And that’s exactly what Wembanyama did for the rest of the evening on camera, joy flowing out of him as unfettered as the river Seine, as he declared outspokenly that the universe had told him that this would be his fate, and talked in length about the special relationship that’s developed over the years between the French and the San Antonio Spurs.

Downing a celebratory drink or two, I reveled in the good fortune with a Spurs Twitter at its most euphorically united since Manu’s postseason block on James Harden, and then, noticing the telltale drooping of my daughter’s eyelids, carried her off to bed, blissfully distracted by the warmth of nighttime adieus and the hush of evening lullabies.

And as I laid there, completely still so as not to disturb the delicate alchemy of a child falling into a deep sleep, I found myself thinking about that smile.

It was such a foreign thing. So strange in the wake of “Yeah, for sure,” and Tim Duncan’s on-court demeanor. Not that Spurs players don’t historically smile, it’s just that it usually accompanies a monumental victory; the kind of joy that accompanies a successful title run.
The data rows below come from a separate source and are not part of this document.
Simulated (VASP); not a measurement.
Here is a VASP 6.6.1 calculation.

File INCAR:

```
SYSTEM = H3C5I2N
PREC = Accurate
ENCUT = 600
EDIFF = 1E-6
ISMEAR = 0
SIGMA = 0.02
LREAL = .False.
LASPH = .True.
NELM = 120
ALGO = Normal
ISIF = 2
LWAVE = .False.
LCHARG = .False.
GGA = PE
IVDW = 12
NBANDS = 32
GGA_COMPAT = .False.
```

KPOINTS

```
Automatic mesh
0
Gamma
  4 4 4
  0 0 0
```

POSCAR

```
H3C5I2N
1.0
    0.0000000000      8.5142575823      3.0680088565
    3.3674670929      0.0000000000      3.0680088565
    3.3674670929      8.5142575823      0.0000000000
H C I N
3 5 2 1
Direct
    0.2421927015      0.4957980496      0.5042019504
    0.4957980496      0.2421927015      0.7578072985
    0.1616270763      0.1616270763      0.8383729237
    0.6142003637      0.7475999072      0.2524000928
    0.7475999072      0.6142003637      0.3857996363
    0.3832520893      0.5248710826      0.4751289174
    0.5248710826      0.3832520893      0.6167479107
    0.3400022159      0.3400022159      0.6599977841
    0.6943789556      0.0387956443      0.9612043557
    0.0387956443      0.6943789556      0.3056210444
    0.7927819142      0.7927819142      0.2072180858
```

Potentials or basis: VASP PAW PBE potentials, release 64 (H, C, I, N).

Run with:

And Victor Wembanyama had been smiling just like that. He hadn’t even been drafted yet, but his elation couldn’t be any more unmistakable.

Didn’t he know where he was going? Barring a generational display of madness from the Spurs front office, he’s headed for San Antonio, a small market land of (per Charles Barkley) churros and unprepossessing women.

Don’t get me wrong, I’ve always liked San Antonio. All my life it’s stood as a glaring sort of opposite to nearby Austin, and that’s something to be greatly appreciated. But I’ve also seen them drain the Riverwalk, and that’ll stick with me to my dying day.

Who on earth had convinced this charismatically goofy (yet competitive) French kid that San Antonio was a basketball paradise?

And then I started to think about Tony Parker. I mean, it was so obvious. From ‘21 to ‘22, Victor had played for ASVEL, the French Basketball team owned by Parker. Obviously Parker’s smart enough to get a good word or two in about the Spurs, right?

But then, why would he?

For as long as Tony was a member of the San Antonio Spurs, he was always the easy target. Sandwiched between Duncan’s iconic presence and Manu Ginóbili’s reverberating otherness, Tony felt pedestrian somehow.

On the one hand, that’s a pretty incredible tribute to the quality of the other players on the team. On the other hand, it’s a mark of just how misunderstood Parker was by the fan-base for much of his tenure. It’s hard to imagine now, but in those early, heady days of internet message boards, he was often the subject of major trade proposals.

To be fair, in the early years Parker was inconsistent. He struggled against great point guards of the era like Jason Kidd and Steve Nash, and most unhappily, against the solid yet unspectacular Lakers’ specialist, Derek Fisher. He was taken to task for his defense, for his lack of a dependable shot, for being undersized, and even for his flashier sense of style. And then, incredibly, for his engagement (and eventual marriage) to Eva Longoria. I can even remember him being accused by some of robbing Tim Duncan of the 2007 Finals MVP with his ‘selfish’ offensive display in that series.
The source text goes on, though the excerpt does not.